What To Do When Expenses Exceed Income
So you have totaled up what you will collect from Social Security plus the income you can extract from your investments without eating into principal, compared it against your expense budget, adjusted for changes due to retirement, and you have come up short. Don't panic! There are alternatives to consider.
But before we get to those alternatives, it may be of some comfort to keep in mind that you are not alone.
Now let's get back to alternative ways to close the gap between income and expense. There are basically two approaches: either find a way to earn some income, or gradually eat into your assets. The first approach is generally superior, and it is of such great interest that here on the BBRC website there is a whole section devoted to it: Business and Income Opportunities. The section covers options like buying a franchise or starting your own business from scratch--which are fulltime business commitments--as well as less ambitious options like finding part-time work or getting paid by a non-profit for what used to be volunteer work. So we urge you to check out that section. Keep in mind also that working in retirement has no stigma associated with it, and can be challenging and rewarding. In fact, in the section on the BBRC website on how to Spend and Enjoy Your Time, you will learn that loafing is not compatible with longevity and that it's important for your physical and mental health to pursue challenging activities.
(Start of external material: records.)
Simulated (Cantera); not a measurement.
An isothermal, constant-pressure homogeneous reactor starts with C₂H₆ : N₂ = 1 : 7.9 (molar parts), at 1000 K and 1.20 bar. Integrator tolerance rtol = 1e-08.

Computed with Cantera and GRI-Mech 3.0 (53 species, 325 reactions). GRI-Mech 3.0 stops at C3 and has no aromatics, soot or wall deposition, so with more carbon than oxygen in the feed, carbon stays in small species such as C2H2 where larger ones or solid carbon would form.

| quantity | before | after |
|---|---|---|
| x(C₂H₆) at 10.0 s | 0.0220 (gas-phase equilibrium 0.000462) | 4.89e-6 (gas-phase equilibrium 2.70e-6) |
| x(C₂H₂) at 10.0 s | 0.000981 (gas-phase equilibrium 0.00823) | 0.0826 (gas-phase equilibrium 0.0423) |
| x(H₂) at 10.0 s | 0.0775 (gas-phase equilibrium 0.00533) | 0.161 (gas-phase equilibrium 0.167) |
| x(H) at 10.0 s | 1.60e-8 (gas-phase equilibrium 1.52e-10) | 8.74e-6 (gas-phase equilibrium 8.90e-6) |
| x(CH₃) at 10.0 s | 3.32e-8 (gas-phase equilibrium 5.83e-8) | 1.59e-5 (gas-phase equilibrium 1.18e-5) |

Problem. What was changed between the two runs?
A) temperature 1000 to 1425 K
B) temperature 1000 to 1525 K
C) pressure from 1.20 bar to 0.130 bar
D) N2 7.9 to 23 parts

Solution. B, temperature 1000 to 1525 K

The reality is, however, that many retirees don't want to work, some cannot find work, or some cannot earn enough from their work. So they are dipping into their assets. Many of us baby boomers have parents in this predicament, and many of us baby boomers ourselves will soon have the same predicament.
If you or your parents face this situation, there are some questions to ask. First, how many years will the assets last before they are totally consumed? You have to take into account investment returns and inflation rates to answer this question: the unconsumed assets will be earning an investment return but your expenses will be increasing with inflation. It would probably make sense to work with a certified financial planner to help you make these calculations. CFP's not only have the financial acumen required, they will also be objective and realistic. If you are lucky, it may turn out that at the current "burn rate" your assets will last until you are well into your 90s. Whatever the answer, you must then ask: What is the likelihood that you and your spouse reaching that age?
For the sake of argument, let's take the worse case scenario: that you are clearly going to run out of money before you are likely to die. This is in fact the unpleasant situation facing the parents of many baby boomers. Your action plan must include consulting with the family and friends who are likely going to step in and help support you--usually children. It takes time for children to digest the reality that in their final years their parents may be living under their roof so it's best to broach the problem sooner rather than later. Sometimes alterations to a house are in order--to create a "mother-in-law" suite with a separate bath and even kitchen area, for example. And often it's best to make the transition long before the money runs out. A parent's moving into the home of one of their children should reduce expenses, and allow remaining assets to last longer, preserving the parent's sense of independence.